Arctic Nation is the second title in the Blacksad series. It was published in 2003 by Dargaud for the French-speaking market, and republished in the United States in 2004 by iBooks for the English-speaking market.

This volume deals with inter-racial violence and racial segregation of the 1950s in a pseudo-American suburbia called The Line. The book also obliquely addresses issues of economic depression, sexual repression and perversion, all intended to expose the social malaise and prejudice that exist beneath the apparently harmonious surfaces of communities.

Synopsis[edit]

Beginning with a black vulture hanged in a street, John Blacksad meets his future sidekick, Weekly. Blacksad rejects him at first due to his unpleasant smell, and because Weekly mistakes him for a fellow tabloid journalist.

Blacksad is working for an old elementary school teacher, Miss Grey (a doe), to find and rescue a young bear girl, Kyle (short for Kayleigh), who was kidnapped, quite possibly by "Arctic Nation", a racist political organization similar to the Ku Klux Klan.

After becoming friends with Weekly through the latter's persistence, Blacksad is harassed in a bar by three Arctic Nation goons (resulting in one of them being thrown into the bar counter). Their leader, a white Arctic fox called Huk, turns out to be a close friend of the local Chief of Police, Karup (a polar bear). The pair is taken to Karup and he is shown to have some racial prejudice himself.
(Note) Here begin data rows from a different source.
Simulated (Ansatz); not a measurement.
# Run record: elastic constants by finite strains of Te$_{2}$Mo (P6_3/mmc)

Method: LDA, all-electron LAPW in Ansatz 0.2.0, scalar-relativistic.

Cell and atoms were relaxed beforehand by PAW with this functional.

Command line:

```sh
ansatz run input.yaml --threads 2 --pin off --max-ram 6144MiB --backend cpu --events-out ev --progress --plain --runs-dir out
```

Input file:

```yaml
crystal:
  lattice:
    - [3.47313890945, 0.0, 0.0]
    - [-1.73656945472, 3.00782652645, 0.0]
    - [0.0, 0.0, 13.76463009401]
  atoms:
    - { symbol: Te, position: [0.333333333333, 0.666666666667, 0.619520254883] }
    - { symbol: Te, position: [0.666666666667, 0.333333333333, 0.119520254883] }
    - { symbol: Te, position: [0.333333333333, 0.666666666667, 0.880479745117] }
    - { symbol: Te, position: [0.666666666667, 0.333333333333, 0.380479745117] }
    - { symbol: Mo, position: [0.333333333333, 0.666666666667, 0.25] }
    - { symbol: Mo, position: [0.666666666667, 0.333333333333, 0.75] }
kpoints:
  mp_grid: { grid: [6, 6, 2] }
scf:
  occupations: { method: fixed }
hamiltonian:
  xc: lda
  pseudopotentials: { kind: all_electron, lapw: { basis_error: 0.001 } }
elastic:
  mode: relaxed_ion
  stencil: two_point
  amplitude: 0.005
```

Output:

Blacksad subsequently confronts Kayleigh's mother, Dinah, about her daughter's disappearance, which she has mysteriously failed to report to the police. He suggests an affair between herself and the son of Oldsmill, a rich white socialite. This line of inquiry was prompted initially by Miss Grey. Dinah takes great offense at the insinuation, casting doubt onto its validity as a lead. In the following scenes, he and Weekly clash with a black activist organisation - the "Black Claws"—themselves originally accused of Kyle's abduction, and similar in their toughness to the Black Panther Party's doctrines. They force Weekly to publish a statement denying their involvement in the kidnapping. Blacksad then decides to follow the Oldsmill lead, but discovers that Oldsmill's son is mentally handicapped (the result, it is suggested, of the Oldsmill family's endogamy), and thus unlikely to have had an affair with Dinah.

In the meantime, Weekly investigates the activities of Karup's wife, Jezabel (again, a 'white' bear), discovering her affair with Huk and her emotional meeting with Dinah, in which she appears to blackmail Jezabel by threatening to reveal 'what she knows'. This compounds suspicion on Karup, already rumoured to be a pædophile. Blacksad then returns to Dinah's apartment to find her dead. At this point, suspecting Karup of the murder, he confronts him and his wife, whom he accuses of adultery. In consequence, Karup attacks Huk and argues violently with Jezabel: during their tête-à-tête, it comes to light that they have never had sex.

At the violent climax, a black, blind magpie called Cotten (complicit in the abduction and threatened into co-operation) leads Blacksad to an Arctic Nation meeting in a derelict war factory where Kayleigh - and Weekly, also having been abducted - are hidden. Blacksad saves Weekly from a gibbet after Karup is betrayed and hanged himself by Huk, supposedly for kidnapping and child abuse. As the factory burns and Cotten is shot dead by Huk, Blacksad rescues Kayleigh, along with Weekly. Later, he finds Huk dead in his garage - with a screwdriver through the brain.

The book's finale sees Blacksad cornering Jezabel after her husband's funeral, proving, through a matching birthmark that she is Dinah's twin : Dinah had brown pelt with a white marking on the chest, Jezabel is the opposite. Jezabel clears up the loose ends: her father was in fact Karup, who had abandoned her black, pregnant mother to die after being turned from a sweet, caring husband to a racist monster by the doctrines of the Oldsmill set. However, Jezabel's mother lived long enough to raise the twins, and, fuelled by revenge, Jezabel ascended 'white society' under a false identity, eventually marrying Karup. Revealing she was his daughter, she refuses him any intimacy and blackmails into silence by threatening to reveal that not only had he married a non-white-pelted woman, he had on top of that married his daughter after trying to kill his pregnant former wife.

With Dinah hired as their maid, Jezabel seduced and manipulated Huk, using him to carry out the fake kidnapping, thus capitalising on the rumours of Karup's paedophilia. Huk also spontaneously murdered Dinah 'to make sure she kept her mouth shut'; and so in the aftermath of Karup's hanging, Jezabel in turn killed Huk by way of vengeance for her sister. Blacksad then asks why did Kayleigh do to deserve that suffering, to which Jezabel, realizing what she did to her niece, doesn't answer.

Blacksad meets up with Miss Grey and compliments her on her dedication towards the neighbourhood’s children while the school's kids, Kyle among them, enjoy a snowball fight in the sun. After the two say goodbye, Blacksad finds Kayleigh sadly staring at him, and he stares back sadly as well. The book concludes by highlighting Kyle's innocence and her ultimate abandonment, but her fate is not made clear (we can infer that since she is still in the same primary school, her now rich widow of an aunt Jezabel became her guardian). The original book's third cover depicts Blacksad scattering Cotten's ashes to the wind over Las Vegas, Nevada, fulfilling his last wish.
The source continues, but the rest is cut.